Here’s a little exercise you can use to help turn a bunch of people into a team in a short time.

Put a practical object on a table where everyone can see it. It might be a pencil, paper cup, sponge, ruler, or whatever is at hand.

Tell people you’re going to give them two (or three) minutes to list all the ways they could use the object.

Encourage creativity by providing an example before they begin. Hold up a different object and tick off a few things it can be used for.A paperclip, for instance, can be used to:

  • Hold paper together
  • Stir soup (unbent)
  • Serve as a makeshift cotter pin
  • Pick a lock
  • Poke holes
  • Retrieve items lost down a drain
  • Fight off an attacker
  • Catch fish
  • Plug a very small hole in a dike
  • Reset a Palm Pilot
    After this introduction, have people start creating their own lists. Stop the exercise after the allotted time and have them count the number of uses they came up with.
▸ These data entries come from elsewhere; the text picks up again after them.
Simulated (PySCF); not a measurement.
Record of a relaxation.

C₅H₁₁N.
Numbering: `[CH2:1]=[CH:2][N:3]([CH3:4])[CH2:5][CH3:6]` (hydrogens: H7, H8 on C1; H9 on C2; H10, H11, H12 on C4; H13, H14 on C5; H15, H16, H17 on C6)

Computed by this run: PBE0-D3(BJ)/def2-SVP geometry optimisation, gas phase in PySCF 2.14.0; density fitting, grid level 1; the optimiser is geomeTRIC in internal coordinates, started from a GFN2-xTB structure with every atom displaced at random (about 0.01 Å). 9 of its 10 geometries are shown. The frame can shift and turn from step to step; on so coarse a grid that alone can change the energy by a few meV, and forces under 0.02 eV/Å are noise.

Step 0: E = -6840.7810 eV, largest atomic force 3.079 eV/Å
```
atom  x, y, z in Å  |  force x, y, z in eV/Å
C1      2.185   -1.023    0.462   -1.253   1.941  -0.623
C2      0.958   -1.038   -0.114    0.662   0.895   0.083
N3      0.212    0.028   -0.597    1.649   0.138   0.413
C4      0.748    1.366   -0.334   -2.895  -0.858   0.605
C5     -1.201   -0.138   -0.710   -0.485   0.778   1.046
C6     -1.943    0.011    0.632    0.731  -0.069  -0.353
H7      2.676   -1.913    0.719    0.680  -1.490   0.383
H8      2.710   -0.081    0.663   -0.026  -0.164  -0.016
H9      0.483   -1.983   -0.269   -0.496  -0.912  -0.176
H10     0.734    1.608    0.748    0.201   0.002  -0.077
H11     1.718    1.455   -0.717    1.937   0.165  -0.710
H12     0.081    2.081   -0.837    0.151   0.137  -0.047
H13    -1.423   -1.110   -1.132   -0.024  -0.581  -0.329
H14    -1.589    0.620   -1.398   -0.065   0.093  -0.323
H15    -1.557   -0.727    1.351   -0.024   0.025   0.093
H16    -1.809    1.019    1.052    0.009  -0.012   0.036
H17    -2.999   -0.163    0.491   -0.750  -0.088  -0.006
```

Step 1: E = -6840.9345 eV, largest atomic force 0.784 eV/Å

    Next, divide your group into teams of at least three people and put each in a different part of the room. Have it come up with as many uses for the same object as it can in the same amount of time.

    Each team should be able to come up with more uses for the object than each person did individually (added together). If they did, congratulate them for coming together as a team.

    Groups that couldn’t beat their individual totals may have problems functioning as a team.Reasons might include:

  • One person dominated the group.
  • Two people kept talking at the same time.
  • Not listening to each other, people shouted out many of the same uses.
  • Some in the group filtered out ideas they didn’t think were “good enough.”
  • Some members weren’t confident enough to voice their ideas.

    Whatever the outcome, you have information you can use to shape the session at hand and you’ve already broken the ice and encouraged “out of the box” thinking.